Posts Tagged ‘Tax on wine’

Wine for Dummies: Why we pay what we pay

More From: Curious Facts & Fun
Posted May 15th, 2009 by Matt Kane | 3 Comments

As a consumer myself, I feel it’s important to know about the factors affecting cost and why we pay what we do. Unfortunately, here in Ireland, you can’t just pop down to your local vineyard and pick up the latest vintage of Paddy’s “ah, dat’s lovely” Shiraz. So already, we’re at a bit of a disadvantage. And even if Paddy did have a vineyard, costs will always be incurred. Such is business.

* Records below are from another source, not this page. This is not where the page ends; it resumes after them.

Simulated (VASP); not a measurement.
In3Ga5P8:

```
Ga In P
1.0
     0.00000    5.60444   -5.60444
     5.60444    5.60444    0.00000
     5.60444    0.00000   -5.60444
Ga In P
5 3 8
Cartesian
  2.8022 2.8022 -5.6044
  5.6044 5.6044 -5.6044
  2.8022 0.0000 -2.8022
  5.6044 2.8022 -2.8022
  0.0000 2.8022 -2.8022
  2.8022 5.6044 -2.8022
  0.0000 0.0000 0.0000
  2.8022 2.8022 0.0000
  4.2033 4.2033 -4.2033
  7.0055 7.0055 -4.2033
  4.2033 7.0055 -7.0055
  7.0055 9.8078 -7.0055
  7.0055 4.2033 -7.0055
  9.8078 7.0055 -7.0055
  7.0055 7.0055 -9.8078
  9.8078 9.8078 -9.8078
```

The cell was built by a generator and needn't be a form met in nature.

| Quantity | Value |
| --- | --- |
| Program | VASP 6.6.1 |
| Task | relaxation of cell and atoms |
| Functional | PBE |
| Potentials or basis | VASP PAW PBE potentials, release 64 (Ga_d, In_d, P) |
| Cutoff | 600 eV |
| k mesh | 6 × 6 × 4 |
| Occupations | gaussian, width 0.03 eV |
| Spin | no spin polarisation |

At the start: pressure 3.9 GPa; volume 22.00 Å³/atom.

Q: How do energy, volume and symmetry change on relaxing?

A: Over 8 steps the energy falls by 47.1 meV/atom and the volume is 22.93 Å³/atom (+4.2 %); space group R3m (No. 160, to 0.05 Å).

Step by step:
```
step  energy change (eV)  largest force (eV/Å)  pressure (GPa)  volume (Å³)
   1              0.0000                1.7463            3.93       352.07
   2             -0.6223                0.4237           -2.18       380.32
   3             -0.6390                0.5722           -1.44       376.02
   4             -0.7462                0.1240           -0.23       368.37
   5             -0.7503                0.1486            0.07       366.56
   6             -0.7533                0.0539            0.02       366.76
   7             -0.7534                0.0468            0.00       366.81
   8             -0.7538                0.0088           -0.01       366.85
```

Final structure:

Starting with the vineyard, there is a cost to acquiring sites, and those in the best location will often fetch a higher price. Some vineyards may be very steep, so grapes might need to be handpicked, as opposed to being mechanically harvested. The cost and availability of labour varies from country to country. Yield size and grape selection also plays a big role in supply, and will thus have knock on effects when it comes to the demand versus supply. For example, low supply and high demand will heighten market price.

The winery and the equipment used can contribute to fairly significant overheads, and it can be expensive to store wines for aging, as well as tying up capital. Then there is the packaging of the wine (materials and labour) and building transport costs into each bottle. Obviously it’s more economical to transport these directly and in bulk.

Just before the retailers margin, we have government duty and then VAT added. This is how it works:

•    €2.46 flat-rate duty on every bottle, €4.92 on sparkling wine
•    21.5% VAT (this is on the whole cost, including duty)
•    At €19.99, tax represents 30% of purchase price
•    At €9.99, tax = 42%
•    At €7.99, tax = 48%
•    At €5.99, tax = 60% & less than €2 gets spent on the wine inc. packaging and shipping.

Therefore, more often than not, you’ll be getting a drastically better wine at €7.99 than you will at €5.99.